Key recently closed off its transaction with Beach Energy for control of ATPs 783, 920 and 924 in the Queensland sector of the Cooper Basin, arguably its most significant transaction since its initial entry into Tanzania or the onshore UK.
While Tanzania and the UK are long gone with prior management, the company has focused on the Perth and Canning basins in Western Australia without much luck, however its entry into the company incubator that is the Cooper Basin could be transformational for the Perth-based company.
Key managing director Kane Marshall told Energy News that the company was working with the Queensland government to finalise a suitable work program that will be focused primarily on the gas potential.
The blocks come with significant drilling commitments, and Marshall said Key would need to make a case that the switch in focus from oil to gas could require a change in what a suitable level of commitments would be.
"There are also issues with some of the processing and the previous play types being targeted. Our approach would be different and the deficiencies in data would need to be resolved," he said.
Beach acquired significant 3D and 2D seismsic and drilled a single well, Maroochydoore-1, during the Drillsearch/Beach merger process, but left a lot undone in the permit.
Maroochydoore-1 had a gas kick in the Permian and a deeper, undrilled gas prospect remains, and together with numerous shows in wells around the blocks, Marshall said the blocks come with a lot of unexplored potential in the assets that Key, as a much smaller company, will attempt to assess.
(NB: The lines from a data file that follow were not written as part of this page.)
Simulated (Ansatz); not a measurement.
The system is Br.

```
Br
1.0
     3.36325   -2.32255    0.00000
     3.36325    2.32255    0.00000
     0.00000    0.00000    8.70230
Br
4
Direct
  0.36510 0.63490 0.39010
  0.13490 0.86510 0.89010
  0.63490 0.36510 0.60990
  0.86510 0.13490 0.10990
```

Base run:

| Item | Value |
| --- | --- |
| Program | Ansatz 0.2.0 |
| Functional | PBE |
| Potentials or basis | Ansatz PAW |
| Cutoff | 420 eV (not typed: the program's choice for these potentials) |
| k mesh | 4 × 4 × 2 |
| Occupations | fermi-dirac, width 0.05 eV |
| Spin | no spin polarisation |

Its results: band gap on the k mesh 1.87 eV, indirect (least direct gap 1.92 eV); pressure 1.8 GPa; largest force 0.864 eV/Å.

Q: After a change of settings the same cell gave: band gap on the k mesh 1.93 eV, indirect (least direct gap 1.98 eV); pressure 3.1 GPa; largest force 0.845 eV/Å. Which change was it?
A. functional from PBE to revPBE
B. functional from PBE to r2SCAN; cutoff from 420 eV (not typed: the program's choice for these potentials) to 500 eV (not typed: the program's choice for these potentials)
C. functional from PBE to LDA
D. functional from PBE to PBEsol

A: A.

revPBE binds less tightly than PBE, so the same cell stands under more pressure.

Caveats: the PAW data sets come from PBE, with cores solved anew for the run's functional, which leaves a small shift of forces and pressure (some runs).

"[As] we are obviously not a large operating company our cost structure is completely different to that of Beach and DrillSearch, and so our exploration costs are lower which impacts on the risk based economics and thus the ability to attract quality partners," Marshall explained.
"Having 3D already puts in a pretty good position but we also need to have a go at unravelling the migration and source story at Inland to high rank a number of oil plays in the northern margin of our acreage."
The focus will be on different play types that have largely been ignored such as Permian basin-centred gas, being tested by Real Energy Corporation and Santos, as well as stratigraphic and structural Permian gas plays near Marengo.
The proximity of Santos' Barolka gas pipeline is likely to be critical to target exploration, but there remains an oil story with the Inland oil field and numerous hydrocarbon recoveries nearby, and the Eromanga refinery to the south a possible export route for any liquids.
"The Queensland Cooper-Eromanga Basin discoveries are typically larger than South Australia but have a lower success rate so we need to do something different to what previous operators have done," he said.
"A large focus of that will be understanding reservoir quality and distribution given what occurred at Maroochydoore-1 and what you also see happen at the Hutton level in the northern part of the Cooper Eromanga."
He said the Obelix-1 well in ATP 794 (Bridgeport Energy 88%, Senex Energy 12%) was interesting in that regard, as it encountered oil or gas shows across multiple intervals while assessing the potential of the Hutton Sandstone and Poolowanna Formation.
Senex has walked away, and Bridgeport will sole risk further testing.
While Key has limited cash reserves, and almost half the costs of the planned Wye Knot-1 well to meet later this year, Marshall said the junior had adequate capital reserves to conduct its immediate operations, although as the work program firmed for 2019 it may look to farming out the blocks, and there has been some early interest given the east coast gas crisis.
Initially, Key is completing remapping of the three blocks and preliminary volumetric estimates, and that should be available around the start of the December quarter.
Marshall said Key had moved into the Cooper because it felt the need to be bold by picking up exploration acreage near discoveries in a downturn.
"If your timing is right, when the market turns you have quality prospects mapped near existing discoveries. Inland, Cook and Mount Horner are all classic examples," he said.
He lamented the lack of "true explorers" in Australia, particularly companies with positions across multiple basins, but he said the company's exploration push was matched with a commercial strategy that would support developing of drillable prospects, even in the current climate.
Key made a modest cash payment to Beach for the three permits on the less explored eastern margin of the basin, plus the promise to meet financial assurance guarantees to the state government of no more than $300,000 and a 1.5% wellhead royalty on any production.
Key shares last traded at 1.2c, their highest level since May 2015 when it was testing its last well, the shallow Dunnart-2 in the Perth Basin.